Historically, one of the Museum’s greatest gifts came in 1987 with the collection of Baldwin M. Baldwin, a connoisseur of French painter/illustrator Henri de Toulouse-Lautrec (1864-1901). Baldwin’s holdings were among the most comprehensive in the world. First shown at SDMA in 1972, these light sensitive works can only rarely be displayed. To commemorate this gift and the Museum’s Centennial, “Cafés and Cabarets: The Spectacular Art of Toulouse-Lautrec” shares approximately 35 Toulouse-Lautrec pieces, all from the permanent collection.

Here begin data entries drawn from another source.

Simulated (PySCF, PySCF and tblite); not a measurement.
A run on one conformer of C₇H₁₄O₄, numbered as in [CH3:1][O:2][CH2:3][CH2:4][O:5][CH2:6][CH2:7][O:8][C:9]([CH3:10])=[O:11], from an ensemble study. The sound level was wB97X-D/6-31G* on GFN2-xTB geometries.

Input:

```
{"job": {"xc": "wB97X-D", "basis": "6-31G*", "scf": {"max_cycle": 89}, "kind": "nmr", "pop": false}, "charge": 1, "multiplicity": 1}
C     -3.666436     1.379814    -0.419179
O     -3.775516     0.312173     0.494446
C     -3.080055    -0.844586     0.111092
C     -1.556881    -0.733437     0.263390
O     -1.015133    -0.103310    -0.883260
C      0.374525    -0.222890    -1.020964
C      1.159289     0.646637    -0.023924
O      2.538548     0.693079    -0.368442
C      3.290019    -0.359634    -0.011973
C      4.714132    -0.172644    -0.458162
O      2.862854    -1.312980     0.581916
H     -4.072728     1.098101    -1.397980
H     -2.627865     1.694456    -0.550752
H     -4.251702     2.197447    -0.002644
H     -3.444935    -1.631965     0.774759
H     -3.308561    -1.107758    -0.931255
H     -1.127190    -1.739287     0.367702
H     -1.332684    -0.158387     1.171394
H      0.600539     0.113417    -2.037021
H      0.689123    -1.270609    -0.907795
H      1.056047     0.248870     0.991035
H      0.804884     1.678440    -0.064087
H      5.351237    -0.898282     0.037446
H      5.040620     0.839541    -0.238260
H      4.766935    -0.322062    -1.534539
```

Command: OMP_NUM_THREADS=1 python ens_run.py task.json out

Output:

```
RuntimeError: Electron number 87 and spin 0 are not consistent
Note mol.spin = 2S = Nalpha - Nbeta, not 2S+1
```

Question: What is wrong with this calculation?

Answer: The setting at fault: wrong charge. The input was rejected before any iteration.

The once-in-a-generation viewing opportunity can be enjoyed through September 20.
Clearly Indigenous
Balboa Park’s Mingei International Museum celebrates human creativity through multicultural works of folk art, craft, and design. Inspired by the Japanese mingei (art of the people) movement, Mingei cares deeply about design functionality, handmade craft, and bringing out the creativity living in us all.
Opening June 27 and running through September 27, 2026, Mingei presents “Clearly Indigenous: Native Visions Reimagined in Glass,” a nationally touring exhibition giving broader and overdue recognition to a wide range of contemporary Native American and Indigenous Pacific Rim artists working in glass.
Over 100 stunning glass art objects created by 29 artists from 26 different American Indian, Alaska Native, and First Nations tribal communities in the United States and Canada are featured along with two Australian Aboriginal artists and two Maori artists who have collaborated with American Indian artists.
Artworks in the exhibition embody the intellectual content of Native traditions, newly illuminated by the unique properties that can only be achieved working with glass. Whether re-interpreting traditional stories and designs or expressing contemporary issues affecting tribal societies, Native glass artists have created a content-laden body of work. These artists have melded the aesthetics and properties inherent in glass art with their cultural ways of knowing.
Chicano Park
SAN DIEGO, CA, THURSDAY, FEBRUARY 20, 2014 – Visitors to Chicano Park view dozens of murals painted on the concrete stanchions leading to and from the Coronado Bridge. (Photo by Robert Gauthier/Los Angeles Times via Getty Images)
Los Angeles Times via Getty Images
By 1969, following years of “urban renewal”–segregation by design–San Diego’s Chicano neighborhood of Logan Heights had nearly been destroyed. Interstate 5 plowed through. Then a massive bridge. The city had rezoned the area allowing polluting heavy industry to proliferate the community.
After plans to turn open space promised for a park into a California Highway Patrol substation were uncovered, citizens went ballistic.
Residents occupied the land under the bridge. Some chained themselves to construction equipment. People got loud. They were beaten by police and arrested. They camped overnight. Neighbors brought them food.
After 12 days of resistance, the city and state capitulated; Logan Heights would get its park: Chicano Park.
Visitors to Chicano Park on any day can enjoy the largest single site installation of murals in America. Bridge supports are covered with dozens of vibrant murals described by one of the original artists as an “open book of our culture, energy and determination as a people.”
Art, resistance, and community, a holy trinity.
University of California San Diego
Complete your San Diego cultural sojourn with UC San Diego’s Stuart Collection of commissioned, site-specific sculpture. The sculpture park is free to visit, as is Chicano Park. Installations, including the Fallen Star, are dispersed campus-wide.
If the school’s Geisel Library reminds you of a Lorax tree, good. The building is a tribute to Theodor Geisel—better known as Dr. Seuss—and his wife, Audrey. The Geisel’s lived in San Diego and donated millions of dollars to the school over the years. Upon the author/illustrator’s death in 1991 and in the years following, the family also donated a large part of his archives–drawings, notebooks, memorabilia–to UC San Diego.